George Wells stated: “I will always be grateful for my Morehouse education and the springboard it created for my career on Wall Street and in business, and I want to recognize that with this gift. Owning multiple works by Johnson and Thomas is like owning a piece of history to me. Their practices both showcase black resiliency and triumph but in different ways and from different gender perspectives. It is my hope that this gift will serve as an impetus for furthering racial equality within the art world during this exceptionally vulnerable time for Americans and race relations.”

Having begun their collection in 2018, George Wells and husband Manfred Rantner have built a collection of over 50 works of some of the most significant artists working today.

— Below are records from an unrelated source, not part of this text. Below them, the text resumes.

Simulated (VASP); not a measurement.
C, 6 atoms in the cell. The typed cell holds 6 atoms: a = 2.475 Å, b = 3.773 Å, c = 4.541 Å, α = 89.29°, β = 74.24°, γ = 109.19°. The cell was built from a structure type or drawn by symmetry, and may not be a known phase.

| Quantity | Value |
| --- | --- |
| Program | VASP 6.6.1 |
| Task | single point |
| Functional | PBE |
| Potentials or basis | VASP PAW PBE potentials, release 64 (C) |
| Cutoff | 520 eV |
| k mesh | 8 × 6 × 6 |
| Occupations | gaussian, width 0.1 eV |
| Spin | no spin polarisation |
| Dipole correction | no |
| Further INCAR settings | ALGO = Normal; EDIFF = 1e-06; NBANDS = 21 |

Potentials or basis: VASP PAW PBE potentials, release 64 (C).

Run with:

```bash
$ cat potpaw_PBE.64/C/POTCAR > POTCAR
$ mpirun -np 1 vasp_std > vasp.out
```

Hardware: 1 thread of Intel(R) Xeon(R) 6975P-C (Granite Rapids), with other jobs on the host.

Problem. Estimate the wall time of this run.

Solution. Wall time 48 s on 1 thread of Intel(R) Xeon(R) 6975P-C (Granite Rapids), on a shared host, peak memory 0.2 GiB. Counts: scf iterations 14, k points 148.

The collection comprises a diverse group of emerging and established artists, many of whom have or are shaping the future of image-making today.

The collection is focused primarily on artists that are working towards an expanded notion of representation – one that encompasses art history, individual and shared cultural identity, personal narrative, materiality, and social and political critique. Ranging from photography to painting, from portraiture to abstraction, The Wells Collection offers a comprehensive look at the significant role art plays in a society that has undergone (and is undergoing) dramatic change.

Featuring work by McArthur Binion, Sam Gilliam, and Jack Whitten, the collection digs into the history of black artists working primarily in abstraction during the 1970s as well as others like Mary Corse and Gunther Forg who were at the forefront of pushing abstraction into more conceptual modes of making.

The collection highlights a younger generation of artists from diverse backgrounds, Charles Gaines, Rashid Johnson, Lauren Halsey, Nari Ward, Mandy El-Sayegh, Angel Otero, and Teresita Fernandez who have expanded their exploration of abstraction and conceptualism to incorporate diverse media and subject matter that ranges from the personal to the political to the environmental.

The collection also features artists who are known for their figurative work, inviting a more nuanced understanding of identity and subjectivity. Mickalene Thomas, Hernan Bas, Catherine Opie, Tyler Mitchell, and Wolfgang Tillmans are all known for making work that critiques traditional representation in order to make space for those often relegated to the margins.